Usage¶
Simple pipeline verbs¶
For end users wanting to build a new pipeline verb or add pipeline functionality to a new data source, there are two functions to build new pipeline parts:
from pydatapipes.pipes import singledispatch_pipeverb, make_pipesource
import pandas as pd
# generic version which defines the API and should raise NotImplementedError
@singledispatch_pipeverb
def append_col(input, x = 1):
"""Appends x to the data source"""
raise NotImplementedError("append_col is not implemented for data of type %s" % type(input))
# concrete implementation for pandas.DataFrame
@append_col.register(pd.DataFrame)
def append_col_df(input, x = 1):
# always ensure that you return new data!
copy = input.copy()
copy["X"] = x
return copy
# ensure that pd.DataFrame is useable as a pipe source
make_pipesource(pd.DataFrame)
This can then be used in a pipeline:
import pandas as pd
print(pd.DataFrame({"a" : [1,2,3]}) >> append_col(x=3))
a X
0 1 3
1 2 3
2 3 3
The above example implements a pipeline verb for pandas.DataFrame,
but due to the useage of singledispatch, this is generic. By
implementing additional append_col_<data_source_type>() functions
and registering it with the original append_col function, the
append_col function can be used with other data sources, e.g. SQL
databases, HDF5, or even builtin data types like list or dict:
@append_col.register(list)
def append_col_df(input, x = 1):
return input + [x]
[1, 2] >> append_col()
[1, 2, 1]
If a verb has no actual implementation for a data source, it will simply
raise an NotImplementedError:
try:
1 >> append_col()
except NotImplementedError as e:
print(e)
append_col is not implemented for data of type <class 'int'>
A more complex example: grouped and ungrouped aggregation on a pandas DataFrame¶
singledispatch also makes it easy to work with grouped and ungrouped
pd.DataFrames:
@singledispatch_pipeverb
def groupby(input, columns):
"""Group the input by columns"""
raise NotImplementedError("groupby is not implemented for data of type %s" % type(input))

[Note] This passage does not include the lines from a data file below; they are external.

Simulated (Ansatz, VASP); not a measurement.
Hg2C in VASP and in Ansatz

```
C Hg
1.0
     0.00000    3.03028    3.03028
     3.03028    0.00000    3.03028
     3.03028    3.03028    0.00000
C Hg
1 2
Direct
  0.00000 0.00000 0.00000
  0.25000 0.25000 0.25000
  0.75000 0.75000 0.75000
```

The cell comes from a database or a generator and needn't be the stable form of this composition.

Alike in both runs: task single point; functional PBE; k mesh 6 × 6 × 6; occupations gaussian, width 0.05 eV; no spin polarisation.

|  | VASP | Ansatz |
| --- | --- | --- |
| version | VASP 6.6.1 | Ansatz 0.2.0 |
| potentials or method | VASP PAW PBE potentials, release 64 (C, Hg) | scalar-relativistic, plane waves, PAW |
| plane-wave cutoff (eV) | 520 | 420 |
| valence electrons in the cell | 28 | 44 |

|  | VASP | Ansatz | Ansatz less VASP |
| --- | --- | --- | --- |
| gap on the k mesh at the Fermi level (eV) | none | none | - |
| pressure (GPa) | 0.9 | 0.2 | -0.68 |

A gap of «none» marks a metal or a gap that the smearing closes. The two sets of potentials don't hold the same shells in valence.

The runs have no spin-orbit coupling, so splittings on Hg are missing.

@groupby.register(pd.DataFrame)
def groupby_DataFrame(input, columns):
"""Group a DataFrame"""
return input.groupby(columns)
@singledispatch_pipeverb
def summarize_mean(input):
"""Summarize the input via mean aggregation"""
raise NotImplementedError("summarize_mean is not implemented for data of type %s" % type(input))
@summarize_mean.register(pd.DataFrame)
def summarize_mean_DataFrame(input):
"""Summarize a DataFrame via mean aggregation"""
return input.mean()
@summarize_mean.register(pd.core.groupby.GroupBy)
def summarize_mean_GroupBy(input):
"""Summarize a grouped DataFrame via mean aggregation"""
return input.mean()
df = pd.DataFrame({"a" : [1, 2, 3, 4], "b": [1, 1, 2, 2]})
print(df >> summarize_mean())
a 2.5
b 1.5
dtype: float64
print(df >> groupby("b") >> summarize_mean())
a
b
1 1.5
2 3.5
Limitiations¶
Compared to R’s implementation in the
magrittr
package, input >> verb(x) can’t be used as verb(input, x).
The problem here is that verb(x) under the hood constructs a helper
object (PipeVerb) which is used in the rshift operation. At the time
of calling verb(...), we can’t always be sure whether we want an
object which can be used in the pipeline or already compute the result.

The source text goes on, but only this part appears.